What is the purpose of the cycle/mcycle CSR?

1,168 views
Skip to first unread message

Rishiyur Nikhil

unread,
Sep 8, 2017, 6:07:19 PM9/8/17
to RISC-V ISA Dev
I'm unclear about the purpose of the 'cycle/mcycle' CSR.
Can it ever be used in a portable way?

In different implementations, cycles will advance at various rates.
Even on a single implementation, cycles may advance at varying rates,
for power management.

Simulators, emulators, and implementations in asynchronous logic do not
even have a meaningful notion of a "cycle"; they have to fake it somehow.

So, what property of cycle/mcycle can software rely upon to do anything useful?

One candidate property may be that it is monotonic and non-decreasing.
But we cannot even rely on it increasing, i.e., it can be stuck for arbitrary durations
(even infinitely) at a constant value, e.g., in asynchronous logic, simulators and emulators.

If so, how can software ever use it in a meaningful and portable way?

Can someone please shed some light on this?

Thanks,

Nikhil

kr...@berkeley.edu

unread,
Sep 8, 2017, 6:40:33 PM9/8/17
to Rishiyur Nikhil, RISC-V ISA Dev

Anyone tuning performance code will be very upset if we remove the
cycle counter. It is the simplest widget that gives the biggest gain
for code tuning.

Its desirable properties are that it is monotonic, proportional to
performance (on almost all systems over short time intervals), and
cheap to access. Functional simulators and asynch systems can
increment it once per instruction. Emulators will have the same clock
cycles as the RTL they're emulating.

Another aspect is that it (and instructions retired) counters are a
subset of more complete performance counters. Code tuning itself is
not portable, but to the extent possible, we'd like to have common
interface to common performance analysis components.

Krste
| --
| You received this message because you are subscribed to the Google Groups
| "RISC-V ISA Dev" group.
| To unsubscribe from this group and stop receiving emails from it, send an email
| to isa-dev+u...@groups.riscv.org.
| To post to this group, send email to isa...@groups.riscv.org.
| Visit this group at https://groups.google.com/a/groups.riscv.org/group/isa-dev/
| .
| To view this discussion on the web visit https://groups.google.com/a/
| groups.riscv.org/d/msgid/isa-dev/
| CAAVo%2BP%3DD09DqqaE1JO3CvP4a5KRk8%2B0vUnKFUmPPmyjLOTF2%2BA%40mail.gmail.com.

Rishiyur Nikhil

unread,
Sep 11, 2017, 11:19:42 AM9/11/17
to Krste Asanovic, RISC-V ISA Dev
Ok, I think I understand.

You're saying that, yes, rdcycle is difficult to use in a portable manner,
but it is immensely useful in certain fundamentally non-portable situations,
such as platform-specific performance tuning.

Thanks,

Nikhil


Samuel Falvo II

unread,
Sep 11, 2017, 11:28:43 AM9/11/17
to Rishiyur Nikhil, Krste Asanovic, RISC-V ISA Dev
It can also be used more or less portably as well by treating the
numbers returned from rdcycle in an opaque manner. Just as they say
you can never truly compare CPUs on clock speed alone, you can never
compare two RISC-V implementations on rdcycle alone.

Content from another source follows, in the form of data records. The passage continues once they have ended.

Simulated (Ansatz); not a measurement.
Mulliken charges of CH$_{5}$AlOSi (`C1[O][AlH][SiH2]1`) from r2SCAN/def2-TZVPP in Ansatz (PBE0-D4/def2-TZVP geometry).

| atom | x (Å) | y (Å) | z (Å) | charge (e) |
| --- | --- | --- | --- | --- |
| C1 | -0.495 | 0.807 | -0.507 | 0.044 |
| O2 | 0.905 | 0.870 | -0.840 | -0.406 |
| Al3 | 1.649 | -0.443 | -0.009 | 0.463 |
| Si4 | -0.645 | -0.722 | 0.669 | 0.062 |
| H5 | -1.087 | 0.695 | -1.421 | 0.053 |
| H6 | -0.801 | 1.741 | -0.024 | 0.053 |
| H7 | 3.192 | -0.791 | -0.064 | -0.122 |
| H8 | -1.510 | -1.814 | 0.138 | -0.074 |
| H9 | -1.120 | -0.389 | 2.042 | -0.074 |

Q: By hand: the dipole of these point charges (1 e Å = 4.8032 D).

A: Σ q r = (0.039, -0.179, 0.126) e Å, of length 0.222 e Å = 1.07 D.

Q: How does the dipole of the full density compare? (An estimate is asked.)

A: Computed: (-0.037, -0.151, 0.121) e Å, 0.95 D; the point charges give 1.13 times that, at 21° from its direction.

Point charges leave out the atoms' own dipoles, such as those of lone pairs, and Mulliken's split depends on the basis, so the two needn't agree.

What you can do, however, is measure algorithmic impact. Algorithmic
impact tends to have measurable performance hits or improvements which
can be measured in percentages. So the absolute values returned by
rdcycle may not hold much significance; however, when used to compute
percentages, it can still deliver valuable information.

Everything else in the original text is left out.